Bad Leadership – in the Israeli Military

Initial stipulations:

First, while there are no bad leaders without bad followers this post will focus on the former.

Second, I am not expert on the Israeli military. For my information I relied on remarkable reporting in the New York Times.

Third, this piece is about the military but for years Israel’s public leaders have been bad – as in ineffectual and in some cases unethical – across the board. Now its political leaders, intelligence leaders, and military leaders bear joint responsibility for a series of failures of previously unimaginable magnitude. Assigning direct blame for this or that gone wrong is therefore impossible – for instance distinguishing mistakes made by the Israeli military from those made by Israeli intelligence. Or distinguising the mistakes of the Israeli military from those of political elites who have contributed mightily to what became deep cleavages in Israeli society. But complexities notwithstanding, each of these institutions is responsible for making its own decisions and for their implementations.       

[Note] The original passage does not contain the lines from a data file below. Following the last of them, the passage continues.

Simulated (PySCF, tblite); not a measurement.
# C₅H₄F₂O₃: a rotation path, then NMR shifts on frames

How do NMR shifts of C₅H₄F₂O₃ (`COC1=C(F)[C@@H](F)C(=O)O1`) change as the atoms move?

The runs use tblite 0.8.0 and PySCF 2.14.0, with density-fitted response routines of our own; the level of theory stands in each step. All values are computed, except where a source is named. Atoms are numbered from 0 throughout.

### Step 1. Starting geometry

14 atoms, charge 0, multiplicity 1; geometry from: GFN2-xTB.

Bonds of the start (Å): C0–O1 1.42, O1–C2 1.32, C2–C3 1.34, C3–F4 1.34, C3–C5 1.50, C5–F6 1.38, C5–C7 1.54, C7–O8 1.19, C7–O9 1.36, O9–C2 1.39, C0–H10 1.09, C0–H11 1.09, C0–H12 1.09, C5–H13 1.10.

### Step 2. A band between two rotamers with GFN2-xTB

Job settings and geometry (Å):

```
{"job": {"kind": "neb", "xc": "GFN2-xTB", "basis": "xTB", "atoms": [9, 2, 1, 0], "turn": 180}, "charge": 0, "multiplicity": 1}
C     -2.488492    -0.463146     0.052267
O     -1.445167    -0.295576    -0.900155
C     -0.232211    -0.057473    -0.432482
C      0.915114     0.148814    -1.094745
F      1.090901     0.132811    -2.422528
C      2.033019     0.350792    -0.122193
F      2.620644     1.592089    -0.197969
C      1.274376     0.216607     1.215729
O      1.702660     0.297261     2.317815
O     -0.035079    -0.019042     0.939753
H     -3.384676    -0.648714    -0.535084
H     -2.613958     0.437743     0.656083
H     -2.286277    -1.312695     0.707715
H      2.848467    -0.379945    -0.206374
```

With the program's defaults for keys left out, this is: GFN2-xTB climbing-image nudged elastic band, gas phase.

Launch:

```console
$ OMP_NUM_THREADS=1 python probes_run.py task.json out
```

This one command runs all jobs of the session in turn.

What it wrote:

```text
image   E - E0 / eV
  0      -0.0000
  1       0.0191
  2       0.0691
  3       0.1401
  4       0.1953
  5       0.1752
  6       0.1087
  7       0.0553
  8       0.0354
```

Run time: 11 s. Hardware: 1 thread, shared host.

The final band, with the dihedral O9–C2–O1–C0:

Fourth, the mistakes that culminated in Hamas’s attack on Israel on October 7, which are the focus of this piece, were wide ranging and far reaching. We now know, to take a single example, that for years the Israeli government failed diligently and intelligently to follow the money.  Money that was flowing to Hamas and ultimately made it possible for the organization to fund a major military operation.    

Finally, while all nations who experience a significant surprise attack are traumatized, Hamas’s assault on Israel triggered a trauma greater even than most. For Israel it signified not just a threat but an existential one. And it destroyed Israeli’s self-image. For decades they had seen themselves, and been seen by others, as singularly well prepared to defend themselves against any military threat. Their intelligence apparatus and their fighting forces were widely perceived as among the best in the world – until now.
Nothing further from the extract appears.